“Happy birthday, Boy,” I whispered as I scratched his now-completely gray ears. He didn’t move. He’s deaf, and he likes to sleep. It’s mostly all he does these days.
My heart ached as I watched him. It’s his birthday and I should be happy he’s still alive, but instead I feel sad. This could be the last birthday we’re together. Fifteen years is a good, long time for a dachshund to be on this earth.
It was a beautiful spring day when we drove up to Santa Rosa to get him. His tiny body belied his playful personality and gregarious spirit. He fit in my two cupped palms. His mom’s name was Ruby and his dad was Spike, and on the way home he curled up in my lap, tucked his nose and feet in toward each other, all twisty and pretzely. By the time we got back to San Francisco, his name was Pretzel.

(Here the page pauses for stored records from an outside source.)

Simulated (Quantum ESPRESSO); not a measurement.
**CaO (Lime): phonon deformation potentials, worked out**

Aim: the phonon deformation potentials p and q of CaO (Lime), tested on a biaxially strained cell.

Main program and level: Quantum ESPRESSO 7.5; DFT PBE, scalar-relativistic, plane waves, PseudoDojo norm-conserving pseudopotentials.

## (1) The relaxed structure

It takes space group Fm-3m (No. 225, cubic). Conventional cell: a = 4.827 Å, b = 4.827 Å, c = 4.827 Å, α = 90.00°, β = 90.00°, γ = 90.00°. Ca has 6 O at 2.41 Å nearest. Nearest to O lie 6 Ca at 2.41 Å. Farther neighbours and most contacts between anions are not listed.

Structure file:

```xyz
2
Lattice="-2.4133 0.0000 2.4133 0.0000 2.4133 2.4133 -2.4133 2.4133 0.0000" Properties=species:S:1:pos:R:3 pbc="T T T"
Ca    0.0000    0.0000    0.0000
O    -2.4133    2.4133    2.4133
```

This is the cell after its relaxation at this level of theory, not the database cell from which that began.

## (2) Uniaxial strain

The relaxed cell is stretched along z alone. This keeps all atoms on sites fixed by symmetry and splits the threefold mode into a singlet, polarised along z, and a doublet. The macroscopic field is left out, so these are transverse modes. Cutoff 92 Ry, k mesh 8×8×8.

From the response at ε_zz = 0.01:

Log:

He was my first baby and we were inseparable in those days, Pretzel and I. Before the human babies came, we spent hours at the beach or the park every day. When his short legs couldn’t carry him anymore I scooped him up and bundled him into my fleece. Dachshunds are bred to burrow, and from his very first night with us he nosed his way under the sheets and blankets, and slept curled at my feet or right next to my pregnant belly. His reddish-brown fur is grayer each day, but he is still the warmest, softest bed partner ever.
As I watched him slowly open his now blind and milky eyes this morning, my heart tugged as I remembered the ever-present, frisky, high-spirited doggy he once was. Suddenly his tail started to wag as he lay there, warm in my bed. Almost as if he knew what I was thinking. And he was reminding me that he’s still here.
He is old, this dachshund, but he’s still here. And watching him live and age over these last 15 years, he’s taught me a few things:
1. Eyes may develop cataracts, bright, healthy fur fades and grays, and in time even the floppiest ears lose their hearing. But an inherently happy, determined spirit will keep you alive even when your heart and bladder are weak.
2. Blatant chutzpah will get you what you want, even at 105. This little dachshund bumps into walls and doors, has a hard time walking up and down stairs, and can’t hear us when we call him. But when he wants a slice of brisket he knows where to find it, and how to get it. Even if it’s high up on the dining room table.
3. Which brings me to his appreciation for good food. His appetite has not completely disappeared but he definitely doesn’t eat with the same gusto as he used to. Unless it’s leftover chicken or hamburgers. Watching him wolf down a chicken leg in no time, I wonder if his bowl stays full during the day because he is saving his appetite for the good stuff. Who wants Beneful when there’s a chance of steak for dinner?
4. There are all kinds of ways to love each other, but unconditionally may be the purest, sweetest and hardest to come by. Unless you have a dog. He will love you if you walk him and he will love you if you don’t. She will love you if you leave her for hours, or even for a few weeks. They will love you, no matter what. And that is the most heartwarming, fulfilling way to be loved.
He is old, our Pretzel. And he’s still here.